Trade Forum Features

The role of Aid for Trade and technical trade assistance in regional economic integration

6 July 2015
ITC News

Recent developments in world trade regulation increasingly exhibit a focus on mega-regional trade agreements and other processes of inter- and intra-regional economic integration. These dynamics span advanced, emerging, less developed countries and everything in between. Even where such agreements are ostensibly only being negotiated between developed regions – such as in the proposed Transatlantic Trade and Investment Partnership (TTIP) between the European Union and the United States of America – there are inevitably consequences for the developing world.
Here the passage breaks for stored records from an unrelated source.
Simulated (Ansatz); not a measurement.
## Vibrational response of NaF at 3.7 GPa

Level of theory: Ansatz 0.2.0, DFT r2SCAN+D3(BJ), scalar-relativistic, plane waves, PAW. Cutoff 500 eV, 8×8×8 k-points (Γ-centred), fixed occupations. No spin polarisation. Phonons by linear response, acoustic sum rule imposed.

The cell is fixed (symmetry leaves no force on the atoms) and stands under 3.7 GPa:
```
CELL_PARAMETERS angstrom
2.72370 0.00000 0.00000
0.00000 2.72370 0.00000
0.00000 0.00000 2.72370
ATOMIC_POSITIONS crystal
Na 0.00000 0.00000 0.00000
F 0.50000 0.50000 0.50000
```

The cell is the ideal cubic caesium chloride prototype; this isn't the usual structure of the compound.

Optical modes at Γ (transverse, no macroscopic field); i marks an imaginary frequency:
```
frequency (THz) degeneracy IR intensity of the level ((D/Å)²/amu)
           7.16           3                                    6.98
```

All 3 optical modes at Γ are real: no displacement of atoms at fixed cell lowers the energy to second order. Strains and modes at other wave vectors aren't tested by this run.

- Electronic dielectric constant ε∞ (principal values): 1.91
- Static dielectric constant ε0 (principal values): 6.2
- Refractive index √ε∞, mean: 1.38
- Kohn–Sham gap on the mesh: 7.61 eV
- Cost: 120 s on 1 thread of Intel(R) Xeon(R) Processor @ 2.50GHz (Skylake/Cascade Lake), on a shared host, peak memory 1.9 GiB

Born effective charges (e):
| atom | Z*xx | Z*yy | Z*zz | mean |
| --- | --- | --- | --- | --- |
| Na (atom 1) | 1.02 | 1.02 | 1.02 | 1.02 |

While trade openness creates growth, it is not in and of itself a panacea for the myriad challenges of development. In the dual context of crafting of the post-2015 Sustainable Development Goals and the transition between what I deem the ‘old’ and ‘new’ worlds of trade, it is important to consider the potential risks and rewards mega-FTAs and regional integration efforts may hold for emerging regions. It is more important still to examine and reaffirm the role the International Trade Centre (ITC) has played and continues to play in advancing the Aid for Trade (AFT) agenda.

In The Geneva Consensus, a book I published just after my departure from the World Trade Organization, I highlighted the need to find a balance between the benefits of creating economic gains through trade and the potential impact trade openness can have on social fabrics. Opening trade does create efficiencies, and therefore economic gains – but policymakers must make sure these economic gains also translate into social gains at all levels of society, especially for developing countries where inequalities have been on the rise.

Though reducing trade obstacles can and does level the playing field of world trade, such obstacles are themselves being transformed as we transition from the old to the new world of trade. In the old world, trade obstacles were drawn along the lines of national systems of production and existed to protect domestic producers from competition. In that world, opening trade meant reducing these obstacles, primarily tariffs, quotas and subsidies. Eliminating these barriers, if not easy, was fairly straightforward for trade negotiators.

New-world obstacles

In the new world, production has become transnational along global value chains for both goods and services. While some oldworld trade barriers remain, new-world obstacles to trade are increasingly based on precautionary measures vis-à-vis the safety and preferences of a nation’s or region’s consumers and not the protection of its industries. The path to reducing trade barriers based on precaution is harder to tread because it requires harmonizing value-based norms and quality and safety-based standards that also happen to reflect citizens’ collective preferences.

At the same time, the graduated tradeopenness approach based on differing levels of development that reigned in the old world of trade is no longer applicable in the new. Variable tariff regimes based on development levels were possible in the old world but are not in the new. Take, for example, standards on maximum residual pesticide residue for flowers. Having a graduated standard for lower, middle and high-income countries does not make sense. In this example, we can imagine the tangible advantages regulatory convergence achieved through a megaregional trade deal like the Trans-Pacific Partnership or the TTIP could have for a flower farmer in an African country like Rwanda.

Meanwhile, developing regions are still dependent on the evolution of external regulatory bodies even as certain intra-regional economic integration movements begin to bear their fruits, as in Eastern Africa, Central America and within ASEAN. However, much is left to be done on a global scale. Despite some progress at Bali in 2014, the Doha Round remains unfinished. Many tariffs are still high in developing countries, particularly in emerging markets. Excessive agricultural subsidies can present substantial barriers to these countries’ abilities to fully integrate with more developed nations.

But there is good news. These and other persistent obstacles to developing regions’ full integration and world trade can be overcome. Through both material and technical trade assistance – especially in adapting to sanitary and phytosanitary standards, and the establishment of benchmark private standards – ITC and its partner organizations and countries are working to ensure developing and emerging economies’ continued success dovetailing with the evolving architecture of the new world of trade.

BOOSTING COMMERCE FOR GOOD

As regards the overall success of Aid for Trade (AFT), I remain encouraged by what I perceive to be two of its major achievements. First, the programme has helped to effectively mobilize resources towards projects that boost commerce through improved trade infrastructure and reduced red tape. Secondly, by mainstreaming the importance of trade’s positive role for development, AFT has sustained interest in development and trade despite the difficult geopolitical context of the global economic crisis. Continued streamlining of Aid for Trade’s resource allocation process and evergreater transparency and accountability will ensure the initiative’s continued success.

As a major player in Aid for Trade, ITC can and should remain ahead of the curve in this new world of trade. Its recognized expertise in both public and private standards have become a key determinant of the capacities of developing countries and SMEs to trade.